By announcing the travel ban, “the United States is advancing transparency and accountability in Central America,” Secretary of State Anthony Blinken announced via Twitter on Monday.
“No one is above the law,” he said.
The U.S. Department of State made the list public last summer and authorities included Hernández just a little over seven months later.
The list was handed over to Congress under a law proposed by the then U.S. Congressman Eliot Engel in late 2020.
This instrument was created to include foreign individuals “who have knowingly engaged in actions that undermine democratic processes or institutions, significant corruption, or obstruction of investigations into such corruption in El Salvador, Guatemala, and Honduras,” the U.S. Department of State said.
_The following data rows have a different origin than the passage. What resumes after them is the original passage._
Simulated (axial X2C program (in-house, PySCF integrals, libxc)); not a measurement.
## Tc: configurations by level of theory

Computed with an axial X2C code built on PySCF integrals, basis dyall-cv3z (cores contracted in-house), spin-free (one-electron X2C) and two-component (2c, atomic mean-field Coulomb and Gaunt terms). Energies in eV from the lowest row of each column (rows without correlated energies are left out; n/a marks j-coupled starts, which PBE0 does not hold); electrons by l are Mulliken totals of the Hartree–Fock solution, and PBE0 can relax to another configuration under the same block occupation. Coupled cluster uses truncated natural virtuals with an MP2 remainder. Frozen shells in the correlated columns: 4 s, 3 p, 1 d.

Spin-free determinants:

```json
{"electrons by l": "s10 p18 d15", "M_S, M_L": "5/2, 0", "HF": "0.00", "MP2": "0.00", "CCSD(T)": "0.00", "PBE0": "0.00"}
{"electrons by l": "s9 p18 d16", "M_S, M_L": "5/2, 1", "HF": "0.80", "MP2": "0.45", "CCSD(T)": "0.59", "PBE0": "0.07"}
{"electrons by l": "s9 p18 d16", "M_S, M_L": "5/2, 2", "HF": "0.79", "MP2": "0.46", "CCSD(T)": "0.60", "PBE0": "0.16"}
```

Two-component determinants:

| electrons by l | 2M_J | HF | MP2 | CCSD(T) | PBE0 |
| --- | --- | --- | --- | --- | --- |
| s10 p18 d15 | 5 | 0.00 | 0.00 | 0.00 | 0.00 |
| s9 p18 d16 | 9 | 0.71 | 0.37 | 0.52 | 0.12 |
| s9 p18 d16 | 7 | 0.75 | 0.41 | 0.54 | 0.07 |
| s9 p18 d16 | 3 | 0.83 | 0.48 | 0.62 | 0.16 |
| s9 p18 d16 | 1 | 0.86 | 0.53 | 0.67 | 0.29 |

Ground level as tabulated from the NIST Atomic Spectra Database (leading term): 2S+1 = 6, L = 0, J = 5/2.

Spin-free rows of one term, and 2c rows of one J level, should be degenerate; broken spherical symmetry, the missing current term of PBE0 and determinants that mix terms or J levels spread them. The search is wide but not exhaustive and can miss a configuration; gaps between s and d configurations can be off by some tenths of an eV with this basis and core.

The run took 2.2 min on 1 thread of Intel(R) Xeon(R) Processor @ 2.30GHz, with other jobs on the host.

It also said that Hernández “engaged in significant corruption by committing or facilitating acts of corruption and narco-trafficking, and using the proceeds of illicit activity to facilitate political campaigns.”
The U.S. Drug Enforcement Administration (DEA) first investigated the former president back in 2019. Later prosecutors accused him of allegedly cooperating with drug traffickers, helping criminals transport cocaine, and accepting their donations for his presidential campaign, OCCRP reported. At the time, thousands demonstrated in the Honduran capital among other reasons against corruption and his government.
U.S. officials also stated that Hernández was “identified by name in sworn witness testimony in a U.S. federal criminal proceeding as having received narco-trafficking proceeds as part of his campaign funding.”
In 2019, a U.S. court accused the former president’s brother of securing millions of dollars of drug proceeds for the Honduran National Party campaigns in connection with presidential elections in 2009, 2013, and 2017, OCCRP reported. According to a U.S. court statement, the former Sinaloa cartel leader Joaquín Guzmán Loera, alias El Chapo, had given Juan Antonio "Tony" Hernández US$1 million to support his brother’s presidential campaign in exchange for providing protection for members of their conspiracy and their cocaine shipments through Honduran territory.
The former president is often cited as a co-conspirator in several drug trafficking trials across North American courts, including that of his brother Tony, who in March 2021 was sentenced to life in prison.
Since Hernández’s name began to appear in investigations he has stood up for his innocence, insisting that accusations against him come from criminals and should not be considered.
Shortly after the U.S. Department of State made public the decision, Hernandez promptly tweeted an image of an open letter in which he laid out his defense. He accused drug traffickers and murderers of making false claims and implied that the U.S. authorities’ decision is based on false allegations. The former president also made a point of his fight against organized crime in Honduras.
Hernández was put on the list just after he left office in late January this year. Considering the National Party’s loss in the 2021 presidential election, Hernández is likely to look for ways to shield himself from a prosecution in the United States or even extradition.